Latest Ukraine updates today
President Zelensky meets US officials
Negotiations for a peace deal cannot resume until Russia demonstrates it is willing to move its troops and equipment back “to the position before 24 February” when Vladimir Putin ordered the invasion, Mr Zelensky said in a video address to the World Economic Forum in Davos.
Earlier, Russia said it is ready to provide a humanitarian corridor for vessels carrying food to leave Ukraine, the Interfax news agency reported, citing comments by foreign minister Andrei Rudenko on Wednesday.
It comes amid fears of global food shortages as Putin’s troops’ blockade Black Sea ports in Ukraine’s south.
Russian forces shell more than 40 towns in Ukraine’s Donbas region
Russian forces shelled more than 40 towns in Ukraine’s eastern Donbas region, Ukraine’s military has said.
“The occupiers shelled more than 40 towns in Donetsk and Luhansk region, destroying or damaging 47 civilian sites, including 38 homes and a school. As a result of this shelling five civilians died and 12 were wounded,” the Joint Task Force of Ukraine’s armed forces said on Facebook.
The statement said 10 enemy attacks were repelled, four tanks and four drones destroyed, and 62 “enemy soldiers” were killed.
After failing to seize Ukraine’s capital Kyiv or its second city Kharkiv, Russia is trying to take full control of the Donbas, the last main escape route for civilians trapped in the path of their invasion, now in its fourth month.
The region is comprised of two eastern provinces that Moscow claims on behalf of separatists.
Russia has poured thousands of troops into the region, attacking from three sides in an attempt to encircle Ukrainian forces holding out in the city of Sievierodonetsk and its twin Lysychansk.
Their fall would leave the whole of Luhansk province under Russian control, a key Kremlin war aim.

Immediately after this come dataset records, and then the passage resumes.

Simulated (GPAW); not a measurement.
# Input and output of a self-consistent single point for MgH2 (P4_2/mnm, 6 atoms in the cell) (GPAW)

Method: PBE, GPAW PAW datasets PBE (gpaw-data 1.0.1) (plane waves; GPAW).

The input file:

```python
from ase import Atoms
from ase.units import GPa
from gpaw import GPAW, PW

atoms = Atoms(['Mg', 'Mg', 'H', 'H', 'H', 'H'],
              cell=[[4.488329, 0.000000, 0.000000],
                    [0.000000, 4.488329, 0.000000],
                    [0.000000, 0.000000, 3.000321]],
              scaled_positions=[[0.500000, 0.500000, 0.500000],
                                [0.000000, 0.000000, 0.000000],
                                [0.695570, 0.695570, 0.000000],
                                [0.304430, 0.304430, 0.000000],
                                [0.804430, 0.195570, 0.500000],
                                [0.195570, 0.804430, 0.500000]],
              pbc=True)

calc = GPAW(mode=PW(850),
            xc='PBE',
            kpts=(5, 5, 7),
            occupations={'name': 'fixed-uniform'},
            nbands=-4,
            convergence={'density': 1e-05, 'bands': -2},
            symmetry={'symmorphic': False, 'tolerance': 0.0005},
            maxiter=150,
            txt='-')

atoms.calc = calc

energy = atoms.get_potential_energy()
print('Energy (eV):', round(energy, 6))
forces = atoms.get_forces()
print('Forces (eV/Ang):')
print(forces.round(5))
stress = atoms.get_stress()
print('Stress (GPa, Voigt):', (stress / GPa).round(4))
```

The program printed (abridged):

Russia says it is opening sea corridor for ships to leave Black Sea ports
Russia says it is opening a safe sea corridor, which will remain open every day, to allow foreign ships to leave Black Sea ports.
Mikhail Mizintsev, who heads Russia’s National Defence Control Centre under the General Staff, said on Wednesday that 70 foreign vessels from 16 countries are now in six ports on the Black Sea including Odesa, Kherson and Mykolaiv, according to the Interfax news agency.
Earlier, it said the port of Mariupol was functioning after three months of fighting amid growing international criticism of an unfolding global food crisis triggered by its blockade.
Ukraine shares video meme of ‘suicide’ drone attacking Russian tank set to Star Wars theme
Ukrainian armed forces have shared a video of a so-called “kamikaze” or suicide drone neutralising a Russian tank, catching the soldiers drinking alcohol on it off guard.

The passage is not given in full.